And here are the results on a 8600 GT (Ac - A in column-major | Ar - A in row-major | Bc - B in column major | Br - B in row-major):

Ac x Bc

Time: 2203 ms

Ar x Bc

Time: 2268 ms

Ac x Br

Time: 2155 ms

Ar x Br

Time: 2257 ms

On the basis of those measurements, do you believe there is actually any difference between the four cases?

I changed the program to include several iterations:

#include "../CudaInit.h"

#include "../../code/memory/DeviceMatrix.h"

#include <cublas.h>

#define ROWS_A (2000)

#define COLS_A (3000)

#define ROWS_B COLS_A

#define COLS_B (4000)

#define ITERATIONS (100)

// Xc and Xr represent the same matrix in column-major order (Xc) and row-major order (Xr)

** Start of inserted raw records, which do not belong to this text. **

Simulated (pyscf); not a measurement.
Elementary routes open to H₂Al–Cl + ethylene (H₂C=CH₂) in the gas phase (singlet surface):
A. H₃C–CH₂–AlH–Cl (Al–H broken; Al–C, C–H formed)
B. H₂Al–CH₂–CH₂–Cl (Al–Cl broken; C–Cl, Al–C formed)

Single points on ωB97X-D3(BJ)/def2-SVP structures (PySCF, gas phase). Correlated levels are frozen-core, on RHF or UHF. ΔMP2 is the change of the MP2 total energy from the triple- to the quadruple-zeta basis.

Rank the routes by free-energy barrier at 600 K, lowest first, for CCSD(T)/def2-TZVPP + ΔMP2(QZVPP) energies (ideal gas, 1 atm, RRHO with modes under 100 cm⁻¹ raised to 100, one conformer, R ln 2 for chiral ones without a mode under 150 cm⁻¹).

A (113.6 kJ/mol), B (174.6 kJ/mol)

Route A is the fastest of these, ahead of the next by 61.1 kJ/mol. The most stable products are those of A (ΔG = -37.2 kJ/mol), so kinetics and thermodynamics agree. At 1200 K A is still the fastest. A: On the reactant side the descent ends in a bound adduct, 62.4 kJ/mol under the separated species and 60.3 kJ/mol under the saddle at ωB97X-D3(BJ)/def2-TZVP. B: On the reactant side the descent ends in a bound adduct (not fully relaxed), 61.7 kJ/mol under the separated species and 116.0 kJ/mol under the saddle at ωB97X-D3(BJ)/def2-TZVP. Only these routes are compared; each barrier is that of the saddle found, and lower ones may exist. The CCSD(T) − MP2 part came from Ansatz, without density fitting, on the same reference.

void RandomizeMatrix(HostMatrix<cudafloat> & Xc, HostMatrix<cudafloat> & Xr) {

	assert(Xc.Rows() == Xr.Rows() && Xc.Columns() == Xr.Columns());

	int rows = Xc.Rows();

	int columns = Xc.Columns();

	for(int r = 0; r < rows; r++) {

		for(int c = 0; c < columns; c++) {

			Xc(r, c) = Xr(r, c) = rand() / RAND_MAX;

		}

	}	

}

int main(int argc, char* argv[]) {

	CudaDevice device;

	if(!device.SupportsCuda()) {

		cout << "Device does not support cuda" << endl;

		return 0;

	}

	device.ShowInfo();

	cublasInit();

	HostMatrix<cudafloat> Ac(ROWS_A, COLS_A, ColumnMajor); // A column major

	HostMatrix<cudafloat> Ar(ROWS_A, COLS_A, RowMajor); // A row major

	RandomizeMatrix(Ac, Ar);

	HostMatrix<cudafloat> Bc(ROWS_B, COLS_B, ColumnMajor); // B column major

	HostMatrix<cudafloat> Br(ROWS_B, COLS_B, RowMajor); // B row major

	RandomizeMatrix(Bc, Br);

	DeviceMatrix<cudafloat> d_Ac(Ac);

	DeviceMatrix<cudafloat> d_Ar(Ar);

	DeviceMatrix<cudafloat> d_Bc(Bc);

	DeviceMatrix<cudafloat> d_Br(Br);

	

	DeviceMatrix<cudafloat> d_Result(ROWS_A, COLS_B, ColumnMajor);

	cout << endl << "Ac x Bc" << endl;

	size_t initialTime = clock();

	for(int i = 0; i < ITERATIONS; i++) 

		DeviceMatrix<cudafloat>::Multiply(d_Ac, d_Bc, d_Result); // uses CUBLAS

	cudaThreadSynchronize();

	int time = (clock() - initialTime);

	cout << "Time: " << time << " ms" << endl;

	cout << endl << "Ar x Bc" << endl;

	initialTime = clock();

	for(int i = 0; i < ITERATIONS; i++) 

		DeviceMatrix<cudafloat>::Multiply(d_Ar, d_Bc, d_Result); // uses CUBLAS

	cudaThreadSynchronize();

	time = (clock() - initialTime);

	cout << "Time: " << time << " ms" << endl;

	cout << endl << "Ac x Br" << endl;

	initialTime = clock();

	for(int i = 0; i < ITERATIONS; i++) 

		DeviceMatrix<cudafloat>::Multiply(d_Ac, d_Br, d_Result); // uses CUBLAS

	cudaThreadSynchronize();

	time = (clock() - initialTime);

	cout << "Time: " << time << " ms" << endl;

	cout << endl << "Ar x Br" << endl;

	initialTime = clock();

	for(int i = 0; i < ITERATIONS; i++) 

		DeviceMatrix<cudafloat>::Multiply(d_Ar, d_Br, d_Result); // uses CUBLAS

	cudaThreadSynchronize();

	time = (clock() - initialTime);

	cout << "Time: " << time << " ms" << endl;

	cublasShutdown();

	return 0;

}

Here are the results for 100 iterations (8600 GT):

Ac x Bc

Time: 220650 ms

Ar x Bc

Time: 227870 ms

Ac x Br

Time: 215042 ms

Ar x Br

Time: 224910 ms

This does not allow me to do any conclusions. But I would give some advices:

  1. If you are just multiplying a few matrices, probably it does not matter if you store your matrices in column-major or row-major (at least the effort of testing which method is better may not compensate).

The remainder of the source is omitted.